Founded in 2017 TEXTA is the first
language technology start up in Estonia
Founded in 2017 by Silver Traat and Raul Sirel. Their ambition was to build a language technology company using state-of-the-art AI capability to service customers in ever-thinkable text analytics verticals.
Having contributed to text analytics research already before founding TEXTA and continuing this work every single day now - TEXTA holds mastery in language technology.
Silver Traat is the co-founder and CEO of TEXTA. He has worked as Head of Business Development in STACC and International Projects Manager in Eurecat Competence Center in Spain.
Raul Sirel is the co-founder and CTO of TEXTA. He has obtained MA in Computational Linguistics from University of Tartu. Raul has worked as visiting researcher in University of Western Sydney and NICTA Canberra Research Lab and as researcher and project leader in STACC.
Our team core competence is in text analytics, natural language processing, machine learning, and artificial intelligence.
Our AI-based and language independent products enable our customers to improve customer experience, increase efficiency, extract value from unstructured data, manage compliance risks, automate processes, and build online trust and safety.

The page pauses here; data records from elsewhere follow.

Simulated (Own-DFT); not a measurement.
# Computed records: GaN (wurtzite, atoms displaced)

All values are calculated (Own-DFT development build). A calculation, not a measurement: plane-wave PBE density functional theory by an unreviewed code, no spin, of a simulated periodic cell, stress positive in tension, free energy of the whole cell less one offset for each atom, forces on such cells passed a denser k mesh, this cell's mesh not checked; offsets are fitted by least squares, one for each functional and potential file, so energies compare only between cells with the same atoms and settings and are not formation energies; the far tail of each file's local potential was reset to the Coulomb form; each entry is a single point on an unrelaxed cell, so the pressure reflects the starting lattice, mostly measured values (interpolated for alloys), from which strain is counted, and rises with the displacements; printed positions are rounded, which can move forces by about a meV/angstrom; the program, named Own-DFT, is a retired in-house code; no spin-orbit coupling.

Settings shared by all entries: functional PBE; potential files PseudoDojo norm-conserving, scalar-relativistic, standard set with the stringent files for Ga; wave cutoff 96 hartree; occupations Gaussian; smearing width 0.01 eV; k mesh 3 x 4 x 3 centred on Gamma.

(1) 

Hybrid Tagger – An Industry-driven Solution for Extreme Multi-label Text Classification
This paper presents an industry-driven solution for extreme multi-label classification with a massive label collection. The proposed approach incorporates a large number of binary classification models with label pre-filtering and employs methods and technologies shown to be applicable in industrial scenarios where high-end computational hardware is limited. The system is evaluated on an Estonian newspaper article dataset which contains almost 2000 unique labels and has shown to perform over 80 times faster than applying all the binary models of the entire label set without negative impact on prediction scores.
Kratt: Developing an Automatic Subject Indexing Tool for The National Library of Estonia
Manual subject indexing in libraries is a time-consuming and costly process and the quality of the assigned subjects is affected by the cataloguer's knowledge on the specific topics contained in the book. Trying to solve these issues, we exploited the opportunities arising from artificial intelligence to develop Kratt: a prototype of an automatic subject indexing tool. Kratt is able to subject index a book independent of its extent and genre with a set of keywords present in the Estonian Subject Thesaurus. It takes Kratt approximately 1 minute to subject index a book, outperforming humans 10-15 times. Although the resulting keywords were not considered satisfactory by the cataloguers, the ratings of a small sample of regular library users showed more promise. We also argue that the results can be enhanced by including a bigger corpus for training the model and applying more careful preprocessing techniques.
EMBEDDIA Tools, Datasets and Challenges: Resources and Hackathon Contributions
This paper presents tools and data sources collected and released by the EMBEDDIA project, supported by the European Union’s Horizon 2020 research and innovation program. The collected resources were offered to participants of a hackathon organized as part of the EACL Hackashop on News Media Content Analysis and Automated Report Generation in February 2021. The hackathon had six participating teams who addressed different challenges, either from the list of proposed challenges or their own news-industry-related tasks. This paper goes beyond the scope of the hackathon, as it brings together in a coherent and compact form most of the resources developed, collected and released by the EMBEDDIA project. Moreover, it constitutes a handy source for news media industry and researchers in the fields of Natural Language Processing and Social Science.